# Artinian Modules

Instead of the ascending chain condition, we can take its reverse.

Definition.

Let M be an A-module. Consider the set $\Sigma$ of submodules of M, ordered by inclusion, i.e. $N \le N'$ if and only if $N\subseteq N'$. We say M is artinian if $\Sigma$ is noetherian.

The ring A is said to be artinian if it is artinian as a module over itself.

Again M is artinian if either of the following equivalent conditions holds.

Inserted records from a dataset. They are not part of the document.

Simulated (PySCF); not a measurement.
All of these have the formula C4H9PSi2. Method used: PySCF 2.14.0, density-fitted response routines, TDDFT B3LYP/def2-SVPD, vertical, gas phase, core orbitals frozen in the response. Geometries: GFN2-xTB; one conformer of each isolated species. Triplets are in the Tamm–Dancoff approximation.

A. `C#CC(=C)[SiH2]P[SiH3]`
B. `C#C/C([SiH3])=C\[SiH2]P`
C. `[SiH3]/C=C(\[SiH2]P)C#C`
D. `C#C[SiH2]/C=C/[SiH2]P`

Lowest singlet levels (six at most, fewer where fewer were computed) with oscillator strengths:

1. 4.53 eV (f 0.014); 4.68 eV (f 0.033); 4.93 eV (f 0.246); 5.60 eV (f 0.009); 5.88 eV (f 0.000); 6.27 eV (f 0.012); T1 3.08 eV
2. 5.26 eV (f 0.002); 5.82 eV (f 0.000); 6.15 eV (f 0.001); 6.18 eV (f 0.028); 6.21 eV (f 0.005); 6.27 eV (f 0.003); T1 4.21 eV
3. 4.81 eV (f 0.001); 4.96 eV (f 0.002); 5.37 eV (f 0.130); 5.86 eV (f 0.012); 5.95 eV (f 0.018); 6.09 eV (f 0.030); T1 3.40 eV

• Every non-empty collection of submodules of M has a minimal element.
• If $N_0 \supseteq N_1 \supseteq N_2 \supseteq \ldots$ is a sequence of submodules of M, then $N_k = N_{k+1} = \ldots$ for some $k\ge 0$.

### Examples

Let $A = \mathbb Z$. This is a noetherian ring as we saw; it is not artinian because we have a decreasing sequence of ideals $(2) \supset (4) \supset (8) \supset \ldots$.

Let $M = B / \mathbb Z$ as a $\mathbb Z$-module where $B = \{\frac a {2^k} \in \mathbb Q : a, k \in \mathbb Z\}$. Then M is artinian but not noetherian (exercise). We thus see that an artinian module is not finitely generated in general.

Exercise A

1. Prove that in an exact sequence of A-modules: $0 \longrightarrow N \longrightarrow M \longrightarrow P \longrightarrow 0$,

M is artinian if and only if N and P are. In particular, the direct sum of two artinian modules is artinian.

2. Prove that if M is a noetherian A-module, any surjective linear $f:M\to M$ is also injective. State and prove the dual statement for an artinian module.

Decide if each of the following statements is true.

3. The product of any two artinian rings is artinian.

4. Any quotient of an artinian ring is artinian.

5. Any localization of an artinian ring is artinian. # Simple Modules

Let A be a fixed ring throughout this article and M be an A-module.

Definition.

M is said to be simple if it is non-zero and has no submodules except 0 and itself.

We immediately have the following.

Lemma 1.

M is simple if and only if $M \cong A/\mathfrak m$ for some maximal ideal $\mathfrak m \subset M$.

Proof

(⇒) Pick a non-zero $m\in M$ and consider the A-linear map $f:A\to M$, $a \mapsto am$. Its image is a non-zero submodule of M so it is the whole M; hence f is surjective. We have $A / \mathrm{ker} f \cong M$ and submodules of M correspond to ideals of A containing ker f. Thus ker f is maximal.

(⇐) Submodules of $A/\mathfrak m$ correspond to ideals of A containing $\mathfrak m$. Thus M is simple ⟹ $\mathfrak m$ is maximal. ♦

Example

Thus we see that simple modules over a coordinate ring k[V] (k algebraically closed) correspond to points on V. Even though we have $A/\mathfrak m_P \cong k$ as k-algebras, different points correspond to different A-modules!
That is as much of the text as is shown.